Ringfort (Rath), Ballinkeeny, Co. Westmeath
Co. Westmeath |
Ringforts
What was once a functioning early medieval settlement on a gentle rise in County Westmeath is now, in the most literal sense, no longer there.
The ringfort at Ballinkeeny has been levelled, its earthworks replaced by a modern quarry that occupies the very ground where the monument once stood. It is a fairly stark example of something that happened across Ireland with some regularity during the twentieth century, as land use shifted and the low, grassy banks of a rath, the Irish term for a roughly circular earthwork enclosure used as a farmstead from roughly the fifth to the twelfth century, were seen as obstacles rather than antiquities.

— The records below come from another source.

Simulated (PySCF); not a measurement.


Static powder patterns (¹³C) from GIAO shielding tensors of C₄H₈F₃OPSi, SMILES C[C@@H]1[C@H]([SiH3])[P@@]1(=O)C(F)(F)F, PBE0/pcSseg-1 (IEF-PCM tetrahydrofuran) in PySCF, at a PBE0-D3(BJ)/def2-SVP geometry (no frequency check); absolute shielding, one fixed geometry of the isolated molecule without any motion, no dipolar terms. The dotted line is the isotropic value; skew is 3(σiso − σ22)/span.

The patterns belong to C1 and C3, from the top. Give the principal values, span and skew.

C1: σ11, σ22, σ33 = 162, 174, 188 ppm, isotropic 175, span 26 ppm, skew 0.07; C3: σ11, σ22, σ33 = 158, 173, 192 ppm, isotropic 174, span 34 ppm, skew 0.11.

What makes Ballinkeeny particularly interesting, despite the loss of the central enclosure, is the complexity of what surrounded it. Immediately to the west lay a large roughly circular area of about fifty-five metres in diameter, enclosed by a low bank, with what appears to have been a house site at its centre. A second possible house site adjoined the ringfort bank to the west-southwest, and a rectangular structure that may also have been a house site sat just outside the bank to the east. This kind of cluster, a principal enclosure accompanied by satellite structures and associated habitation areas, is not unusual in the ringfort tradition, and it suggests that Ballinkeeny was once a reasonably substantial rural settlement rather than a simple single-family enclosure. Old field boundaries have also encroached on the site from the south, west, and north, layering later agricultural patterns across what remains of the earlier landscape. The site commands wide views of the surrounding countryside, which would have been a practical consideration for whoever originally chose the location.